How Do You Calculate the Square of Eccentricity for a Rotated Ellipse?

[chaoseverlasting]

This one question has me totally beaten. And I thought I was pretty good in co-ordinate geometry. Here it is:

If the equation ax^2 + 2hxy + by^2 =1 represents an ellipse, find the square of the eccentricity of the ellipse.

I know that the ratio of the distance from the directrix to the focus of a point on the ellipse is the eccentricity. But I can't figure out what the directrix is or where the foci lie. This equation must represent an ellipse with its axes shifted (as the equation with x and y axes as its major axes is (x^2/a*a) + (y*y/b*b) =1). Also, here h*h - ab <0, and abc +2fgh -af*f - bg*g -ch*h is non zero. I just don't know how to go about finding the eccentricity.

 

[arildno]

Do the shift of coordinates first, then worry about the eccentricity!

 

[chaoseverlasting]

How would you do that? By substitituting x+a for x and y+b for y to eliminate the xy term?

 

[arildno]

NO!
First of all, sorry for saying "shifting" the coordinates, I meant "rotating" the coordinates.

Do you know how to do that?

 

[chaoseverlasting]

Using [tex] x=xcos(t) - ysin(t)[/tex] and [tex] y=xsin(t) + ycos(t) [/tex] then equating the coeff of the xy term to zero from which you would get the value of [tex]tan2(t)[/tex].

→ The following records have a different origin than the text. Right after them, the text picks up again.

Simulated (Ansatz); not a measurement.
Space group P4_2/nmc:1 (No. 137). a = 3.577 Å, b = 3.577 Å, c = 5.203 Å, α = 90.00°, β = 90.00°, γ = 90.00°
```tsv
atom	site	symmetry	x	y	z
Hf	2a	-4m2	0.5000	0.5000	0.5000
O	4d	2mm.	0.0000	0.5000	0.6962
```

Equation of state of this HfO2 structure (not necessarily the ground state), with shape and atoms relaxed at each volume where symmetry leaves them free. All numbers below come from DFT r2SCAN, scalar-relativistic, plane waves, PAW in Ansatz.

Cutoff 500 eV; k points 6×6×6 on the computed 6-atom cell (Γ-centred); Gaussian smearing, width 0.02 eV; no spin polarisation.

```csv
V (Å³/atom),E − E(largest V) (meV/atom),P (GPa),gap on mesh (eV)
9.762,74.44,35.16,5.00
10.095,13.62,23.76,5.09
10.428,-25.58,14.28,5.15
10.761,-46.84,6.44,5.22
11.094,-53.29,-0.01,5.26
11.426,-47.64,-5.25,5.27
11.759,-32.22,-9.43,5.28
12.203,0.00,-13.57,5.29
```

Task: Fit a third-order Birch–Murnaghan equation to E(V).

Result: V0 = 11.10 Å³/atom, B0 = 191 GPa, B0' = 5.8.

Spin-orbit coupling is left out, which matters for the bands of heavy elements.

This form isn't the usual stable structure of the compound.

Then, substituting the value of sint and cost, you would get the general equation of the ellipse... right?

 

[arildno]

Right!
Then use, for example, the relation between the semi-major and semi-minor axes and the eccentricity to determine the latter quantity.

 

[chaoseverlasting]

Thank you, that helps a lot. Its great having such talented people there to look at your problems. Thanks a lot.